So, Philip K is pretty much the literary boss as far as I am concerned. In so many ways he poisoned the well, forcing the rest of us to have to make do drawing our muse-water from other less impressive wells. This hasn't stopped people from trying to drink from the well he frequented, but we see the stains at their lips and the wet coughing that belies the weakening beneath the surface, though still soft, has begun to interfere with the smooth delivery of
the message. The message in this case revolved predominantly around paranoia, fear, death, war, morality, the divine and the boundaries of self. PKD excelled, because he wrote about things that were true for him.
His relationship with the human machine, with all its whirring parts, dark haired girls and representative governments, was predominantly based on the extreme opposite of trust. Not that his approach called for revolution, but came closer to the approach that one might have toward gravity if one were to live their entire life in some kind of floating castle. You would take precautions, and perhaps only spend as little time standing right on the edge as was required. This relationship caused Dick a number of problems involving both copyright registration and taxation throughout his life. Due in no small part to this seemingly abysmal aptitude for submitting correctly completed forms to the government a handful of his early short stories and novelettes are now in the public domain.
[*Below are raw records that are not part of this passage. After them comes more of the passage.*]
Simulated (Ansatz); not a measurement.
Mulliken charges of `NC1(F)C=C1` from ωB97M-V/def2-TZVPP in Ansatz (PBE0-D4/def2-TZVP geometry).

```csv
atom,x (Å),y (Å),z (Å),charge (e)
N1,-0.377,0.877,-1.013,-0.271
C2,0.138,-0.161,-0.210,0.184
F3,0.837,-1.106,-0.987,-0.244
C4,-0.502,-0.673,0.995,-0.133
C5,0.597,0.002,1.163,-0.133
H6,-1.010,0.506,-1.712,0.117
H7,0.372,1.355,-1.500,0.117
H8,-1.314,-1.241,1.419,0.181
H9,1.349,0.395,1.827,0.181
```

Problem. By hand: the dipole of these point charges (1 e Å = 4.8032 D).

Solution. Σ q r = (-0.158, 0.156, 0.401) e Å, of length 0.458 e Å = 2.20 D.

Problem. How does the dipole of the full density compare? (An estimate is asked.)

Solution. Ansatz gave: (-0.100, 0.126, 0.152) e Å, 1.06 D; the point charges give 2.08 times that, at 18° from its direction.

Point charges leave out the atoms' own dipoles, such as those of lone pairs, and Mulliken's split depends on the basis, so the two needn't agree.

There are a couple of lists floating about that range from
eleven or
so stories to
nearly thirty. From what I can make out, there are definitely about twenty. Just less than. These free stories mostly come from his first three years of publication ('52, '53 and '54), but some include stories from right up until 1957. For the most part these stories are obscur early works that never really gained much recognition, but
"Second Variety",
"Adjustment Team" and
"The Golden Man" are amongst them, which were adapted into
Screamers,
The Adjustment Bureau and
Next, respectively. None of these were particularly watchable films (with the disputable exception of
Screamers), but the source material is in each case a far better exploration and realisation of the concepts presented.
More importantly the list of free Dicks also includes
"Beyond Lies the Wub",
"The Skull" and
"Piper in the Woods", which are far better examples of both his early work and of early salvos into the concepts he would go full scale on later in his career.
If you teach English or creative writing and you want to talk to your class about points of view and perspective, you need "Beyond Lies the Wub" in your life. If you want to behold the first ever published story of a giant of a genre, you need "Beyond Lies the Wub" in your life. It is a clean and elegant short story that is structured like a joke.
"Piper in the Woods" is a pleasant mix of 1950s science fiction and European mythology that you might catch yourself thinking about whenever you wish you could just go outside for little while and sit on the grass.
"The Skull" is Philip K Dick's earliest story about religion (particularly Christianity) and self-determinism vs pre-determinism. This early on we see him start to take steps into the territory that would later yield all his religion-in-a-box themes during the sixties and seventies and finally become the
VALIS trilogy. While those specific elements aren't present in "The Skull", it still represents an approach to the topic that would allow him to write the way he did.
If you are at all interested in the man behind the stories behind
Blade Runner and
Total Recall, some of his stories can be found in a number of formats on
Project Gutenberg,
Wikisource and strewn about the interwebs.
For 10 points:
What is the most common name given to Dick's religion-in-a-box?